With the Flames and Oilers under-achieving again both teams could have new head coaches by the season's mid-way point.
EDMONTON – They are both in a province that continues to produce economically, despite the struggling times the rest of the world lives in. And in the National Hockey League economy, the Calgary Flames and Edmonton Oilers have every opportunity to compete for a Stanley Cup.
But neither Mike Keenan nor Craig MacTavish are producing nor competing to be a Stanley Cup threat again this season.
So with both the under-achieving Flames and the disappointing Oilers set to reach the season’s quarter pole this week, the question needs to be asked: Which of Keenan and/or MacTavish will still be behind their team’s bench in January when the season hits the halfway mark?
Who gets fired first?
Keenan’s and MacTavish’s situations are far from similar, yet strangely, you could argue they are also exactly the same in a lot of areas.
Keenan is in only his second season behind the Calgary bench. MacTavish is in Year 8 in the Big E.
But Keenan took over a team that was considered to simply need the right button-pusher to take it over the top. Calgary was a good team that was missing something when Keenan arrived, and his resume describes him as a hockey coach who could always find that certain element; a guy who always got the most out of his roster.

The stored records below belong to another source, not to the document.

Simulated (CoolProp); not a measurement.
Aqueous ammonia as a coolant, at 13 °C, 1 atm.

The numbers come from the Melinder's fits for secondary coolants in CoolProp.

Well, he is nearly 20 games into Season 2 and Keenan has had zero impact in Calgary. Simply put, Calgary has never recaptured its pre-lockout defensive dominance under the new rules adopted by the NHL, and for the second year under Keenan it continues to search for an identity.
Worse yet, there is not a single area where you look at this Flames team and say, "That’s the mark of a Mike Keenan team." In short, the difference maker has not made a difference in Calgary, a job that marks his sixth NHL team in the past 12 seasons.
So Keenan is a two-year guy. This is his second year and the Flames are spinning their wheels.
We all know how the scenario always ends for Keenan, who cancelled a two-day break in northern California for his club this past weekend after a 6-1 loss in San Jose. It was the third game in five that Calgary has allowed six goals against, a trait that his team is definitely un-Flame like.
"I don't think anyone would argue with you that we’ve played very poorly defensively," Flames defenceman Robyn Regehr said. "We have to be more disciplined. As players we have to demand it from one another. As a coaching staff they have to demand it from the players. We need everyone on the same page in order to do it."
In Edmonton, MacTavish has far more history with his Oilers, including having played for them in the 1980s and 1990s.
As a coach he has missed the playoffs in four of seven seasons thus far, and only won playoff rounds in 2006 when an eighth-place team ran all the way to the final.
MacTavish had a legitimate excuse pre-lockout, in that the economics of the NHL made it nearly impossible for Edmonton. More recently, Edmonton set and then re-set its injury record the past two seasons – both playoff misses - a situation that is impossible for a coach to overcome.
But MacTavish is out of excuses now. Many picked Edmonton to win the Northwest Division this season; their depth at forward – on paper - is near the top of the NHL.
On the ice however, the Oilers are inconsistent, with veteran players seriously under-performing. That feeds the old theory that you can’t fire 20 players, nor would you when the consensus is that you have a pretty strong roster. But the team is still scuffling along at .500.
MacTavish went on the offensive this weekend after making Dustin Penner a healthy scratch. No one is saying he is wrong here, but words like these always seem to precede some alterations of fortune – either wins or changes:
"He’s not competitive enough or fit enough to help us. He’s never been fit enough to help us," MacTavish said of the pork-pie winger, who has three goals and four points in another pathetic season in Edmonton. "We signed him to be a top-two line player and that’s kind of where it ended. The difference was we thought the contract was a starting point, and he’s viewed it as a finish line.
"I can’t watch it, certainly not another two and-a-half years." Actually, the five-year, $21.25 US million deal has THREE-and-a-half years to run. And MacT had better hope that his boss, Kevin Lowe, is on side with his rip job on Penner. Kevin Lowe’s Group II signing of Penner was a high-profile signing. As MacT’s comments filter through the NHL today and this week, Lowe will be the one who bears the brunt of criticism for what could yet turn out to be one of modern day hockey’s truly gruesome signings.
Edmonton gets Detroit twice this week while Calgary starts a home-and-home on Tuesday with Colorado, a team they usually handle.